Last week at E3, in a private room inside Microsoft's massive, green booth, Marc Whitten spent most of our interview talking about the future. "As we think of the next five to ten years of innovation," he said, "we're going to be able to drive really great new experiences. I'm personally most proud of the Xbox 360, and how different the 360 is from what it was in 2005. And that's all about making really big platform bets and bets about the future of entertainment." Whitten would talk about the launch experience at times, but he was much more interested in finding ways to guide Xbox users to the brave new connected world of gaming and entertainment.

Which made today's abrupt about-face all the more surprising. Microsoft announced that the Xbox One will no longer check to see if you're online every 24 hours, and it won't impose any restrictions on disc-based games. The changes address two of the biggest criticisms with Microsoft's plans — points Sony rammed home during its own E3 press conference — and Whitten said it's all about listening to users. "What we've heard is that people love our games, love the entertainment experience," he said in an interview after today's announcement. "Frankly they love the vision of what Xbox is. But they've also told us very clearly that they want choice. They want the choice to use their games on physical discs just like they always have, and they want to be able to use their Xbox when they can't connect to the internet. And we listened."

"We continue to have the same vision for Xbox One."
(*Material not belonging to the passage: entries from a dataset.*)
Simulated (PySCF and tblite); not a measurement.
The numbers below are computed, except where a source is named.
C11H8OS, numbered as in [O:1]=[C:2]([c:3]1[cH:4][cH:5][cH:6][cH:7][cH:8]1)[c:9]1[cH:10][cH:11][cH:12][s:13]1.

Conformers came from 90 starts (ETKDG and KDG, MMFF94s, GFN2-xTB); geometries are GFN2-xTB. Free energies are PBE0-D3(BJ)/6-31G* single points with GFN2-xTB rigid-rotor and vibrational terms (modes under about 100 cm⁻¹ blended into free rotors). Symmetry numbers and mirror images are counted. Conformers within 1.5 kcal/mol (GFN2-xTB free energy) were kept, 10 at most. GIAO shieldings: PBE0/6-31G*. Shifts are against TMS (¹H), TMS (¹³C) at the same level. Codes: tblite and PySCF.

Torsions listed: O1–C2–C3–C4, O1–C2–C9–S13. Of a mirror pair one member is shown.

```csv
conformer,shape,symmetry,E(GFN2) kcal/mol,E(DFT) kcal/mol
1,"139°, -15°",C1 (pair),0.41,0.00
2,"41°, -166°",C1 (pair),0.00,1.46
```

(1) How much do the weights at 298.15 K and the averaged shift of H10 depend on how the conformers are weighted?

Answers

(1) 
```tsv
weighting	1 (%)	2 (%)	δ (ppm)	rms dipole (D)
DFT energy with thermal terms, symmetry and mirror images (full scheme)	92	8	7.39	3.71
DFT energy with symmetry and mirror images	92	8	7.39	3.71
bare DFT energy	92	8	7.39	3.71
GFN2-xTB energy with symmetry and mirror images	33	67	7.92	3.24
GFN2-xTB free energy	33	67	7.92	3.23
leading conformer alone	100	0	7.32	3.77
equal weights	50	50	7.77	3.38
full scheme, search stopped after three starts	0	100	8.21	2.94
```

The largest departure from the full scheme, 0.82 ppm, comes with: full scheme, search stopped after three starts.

The changes aren't completely terrible — today's move breathes life back into the used game market and, perhaps even more importantly, makes the One usable without a stable internet connection. But in reality, Microsoft may have listened a little too hard. Its policy changes are drastic, and they bring a couple of problematic consequences. If you buy a game on a disc, you'll always have to have the disc to play the game, and the Xbox's family sharing plan that would have allowed up to 10 people to share a game library is now pretty much defunct. Fast switching between games is also dead on arrival, unless you've downloaded massive digital titles to the console's hard drive. You'll still be able to access games you downloaded from any Xbox, of course, which Microsoft seems to hope means you'll download a lot more games. The sharing service could be similarly tied only to digital downloads, and why it's gone completely isn't exactly clear.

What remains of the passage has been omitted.